Test Driven Development is essential for good data science. Here’s why.
There are many fun things about data science/analysis:
- figuring out how to solve tricky problems
- writing code
- communicating your awesome results
Things which fall into the less fun category:
- validating results on large data-sets and complicated analysis without being able to easily prove your code actually does what you think it does
- piecing together old disparate pieces of code when asked to repeat analyses, that you thought was a one off
tl;dr Although test-driven development (TDD) doesn’t make these problems magically go away, we believe it helps… considerably.
Our road to TDD
I head up the growing data science team at the United Kingdom Hydrographic Office. As a data science team, we have tried to take the best bits from software engineering. Over time we have adopted; agile, coding standards, pair programming, version control and testing. Latest to the party has been test-driven development (TDD), but it is probably the one thing that has made the biggest difference to how we work.
We work with many different teams/users on varied data-sets; it has been common for us to have the following scenario’s:
User: “We have this great dataset we think you must be able to find out <insert interesting but badly defined problem>”
Us: “OK we’ll take a look”… after some analysis we return to users with questions, “we found this, is it useful?”
User: “looks interesting but what we really want to know is <insert well defined problem with clear value to business> ”
User: “Oh you remember that analysis you did for me a while ago, can you just re-run that for today’s data, that should be quick right?”
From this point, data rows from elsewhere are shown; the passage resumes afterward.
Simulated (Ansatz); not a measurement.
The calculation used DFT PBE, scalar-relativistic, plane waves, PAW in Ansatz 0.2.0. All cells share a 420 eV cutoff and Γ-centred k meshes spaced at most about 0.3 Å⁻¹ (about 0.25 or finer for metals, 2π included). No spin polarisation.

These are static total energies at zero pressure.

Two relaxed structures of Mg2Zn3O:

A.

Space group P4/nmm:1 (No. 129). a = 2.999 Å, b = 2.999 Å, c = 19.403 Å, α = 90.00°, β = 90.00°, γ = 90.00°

Us: “Ah mmm, I thought you said that was a one off, OK no problem”…, Painstakingly piece the code back together and run. The data sets can be large and this type of spot checking after coding is not fun.
How does TDD help?
Test-driven development, TDD, is an approach which puts testing at the heart of your work. In its simplest form you write a test for your code first, make sure it fails then go about creating just enough code to pass the test, introduce more tests which fail, and repeat.
We found that formulating our thoughts by writing meaningful tests before setting about solving the problem helped clarify the boundaries of the problem, and how we could go about solving it. Retrospectively, before TDD it is surprising how little we really had thought about problems before we embarked on solving them.
We could have just added tests to help with some of the problems above but we quickly realised that retro-fitting testing to code is much harder than just writing the code with the tests there first. The process of red, green, refactor helped make our code more modular which means we can reuse more of it for different projects. We have also become much faster at implementing quality code.
Writing tests influences how you write your code, making it more legible to others, and your future self. It also allows you to refactor code with confidence you’ve not broken anything else.
Can I use TDD all the time?
No, but nearly. Exploratory data analysis is an example of when TDD doesn’t really make sense. Once past this point the questions can be defined, perhaps more often than you think, and writing the tests can help you to do this more effectively. Having a defined idea of what you are expecting and how you might structure the code is a really useful process.
Isn’t this obvious? (..says the software engineer)
Apparently not. Although it is becoming more common to hear about data science teams doing this, from those we meet the majority do not use these techniques or even employ code versioning, coding standards, tests, etc. For most, our experience is that data scientists know about code versioning, standards, tests and think these are things they should be doing, but are quite often not doing. But TDD, perhaps, is something that is not even on their radar.
We think TDD has helped us:
- improve our code quality and reusability
- improve the speed which we get to the root of the problems which have real value
- make data science less painful more fun, as we can focus on the problem solving rather than debugging
One area we are still developing is our TDD and general testing for machine learning algorithms in production, perhaps the topic for a future blog post… any thoughts welcome.